Trying to Keep the MSM in Check
In reponse to an opinion piece, signed off on by the Editorial Board at The Seattle Times, hailing Judge Coughenour's decision (see Salmon Update below) as a huge victory for salmon, I wrote a letter to the editor(s) published in today's Seattle Times (reprinted here in its entirety):
Counting salmon Hatchery distinction errs The Times Editorial Board claims that "fiddling with the numbers does nothing to nurture and protect wild salmon" ["The administration's odd salmon count," Times, editorial, June 20]. That statement makes more than one tragically incorrect assumption.Who's endangered now?

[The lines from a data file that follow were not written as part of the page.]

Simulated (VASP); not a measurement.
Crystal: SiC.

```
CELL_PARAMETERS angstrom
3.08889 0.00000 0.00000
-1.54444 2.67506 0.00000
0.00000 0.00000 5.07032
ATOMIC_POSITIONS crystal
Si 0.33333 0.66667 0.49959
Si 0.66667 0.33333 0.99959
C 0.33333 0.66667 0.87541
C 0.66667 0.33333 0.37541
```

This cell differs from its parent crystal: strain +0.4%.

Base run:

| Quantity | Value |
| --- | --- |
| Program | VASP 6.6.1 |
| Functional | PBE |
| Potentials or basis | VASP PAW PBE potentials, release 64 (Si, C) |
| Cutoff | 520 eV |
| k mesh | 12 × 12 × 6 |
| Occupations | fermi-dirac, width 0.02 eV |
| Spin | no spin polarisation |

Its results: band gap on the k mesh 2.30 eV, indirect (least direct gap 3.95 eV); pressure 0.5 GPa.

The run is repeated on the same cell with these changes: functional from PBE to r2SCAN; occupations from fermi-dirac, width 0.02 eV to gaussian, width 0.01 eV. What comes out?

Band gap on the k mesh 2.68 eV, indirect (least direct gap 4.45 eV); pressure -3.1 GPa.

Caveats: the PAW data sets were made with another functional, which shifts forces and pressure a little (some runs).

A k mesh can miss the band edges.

First of all, many so-called "wild" or "naturally spawning" populations were all but gone and brought back through the use of hatcheries. Second, once hatchery fish are released into the wild, the offspring between a wild and hatchery fish is considered wild. Third, given that hatcheries have been operating for over 100 years, it is unlikely that there are complete runs of "wild" salmon without a hatchery-born ancestor.
District Judge John Coughenour's ruling is in direct conflict with the opinion Alsea Valley Alliance v. Evans, issued by Judge Hogan in the District of Oregon in 2001, which stated that both natural and hatchery members of the same population cannot be distinguished for listing purposes. Any further breakdown within a population is not a "species" that qualifies for Endangered Species Act protection.
Pacific Legal Foundation will appeal the latest decision and welcomes review by the 9th Circuit.
This challenge is imperative to uphold the plain language of the Endangered Species Act and to protect citizens from the overreaching and overzealous governmental regulation of private property.